Tag: Carpenter v. United States

Reasonable Searches in the Digital Age

 

This past week, the United States Supreme Court heard oral argument in Carpenter v. United States, a case that goes to the heart of the government’s power to track private individual behavior without a warrant. Timothy Carpenter and his henchmen had engaged in a series of armed robberies in Michigan and Ohio that led to his conviction for up to 116 years in prison. In his opinion, Judge Raymond Kethledge of the Sixth Circuit correctly observed that the Fourth Amendment’s protection against unreasonable searches and seizures “has long recognized a distinction between the content of a communication and the information necessary to convey it. Content, per this distinction, is protected under the Fourth Amendment, but routing information is not.”

Accordingly, Kethledge let the government introduce into evidence the business records from the defendants’ wireless carriers that placed the defendants at or near the scene of several violent robberies. Alone, that evidence could never support a conviction for armed robbery, but its value lies in contravening the defendants’ alibi that they were elsewhere at the time.

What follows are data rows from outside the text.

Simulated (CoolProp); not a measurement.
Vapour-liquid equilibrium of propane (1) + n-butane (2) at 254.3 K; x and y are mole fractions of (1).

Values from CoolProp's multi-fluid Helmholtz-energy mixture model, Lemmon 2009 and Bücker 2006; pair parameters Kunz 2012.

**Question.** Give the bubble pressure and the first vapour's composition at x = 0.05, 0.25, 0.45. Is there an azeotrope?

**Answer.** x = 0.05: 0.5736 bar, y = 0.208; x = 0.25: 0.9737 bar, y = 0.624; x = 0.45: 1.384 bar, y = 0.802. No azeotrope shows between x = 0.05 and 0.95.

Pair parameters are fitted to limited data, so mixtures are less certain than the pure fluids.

Kethledge’s analysis received a rocky reception at the Supreme Court, as both liberal and conservative’s fretted about the invasions of privacy from such extended surveillance. A puzzled Justice Stephen Breyer professed astonishment by observing: “This is an open box. We know not where to go.” In contrast, Justice Elena Kagan had a more pointed objection. She noted that in United States v. Jones (2012), the Court reversed a conviction for narcotics trafficking because the government had conducted an illegal search by attaching a GPS tracking device to the defendant’s wife’s car without a warrant. According to the majority in that case, attaching the GPS amounted to a common law trespass, which Justice Antonin Scalia held justified suppressing that evidence. To Kagan, the government had to explain how using phone company records differed from using the GPS system, when both give exhaustive and accurate information about the defendant’s whereabouts.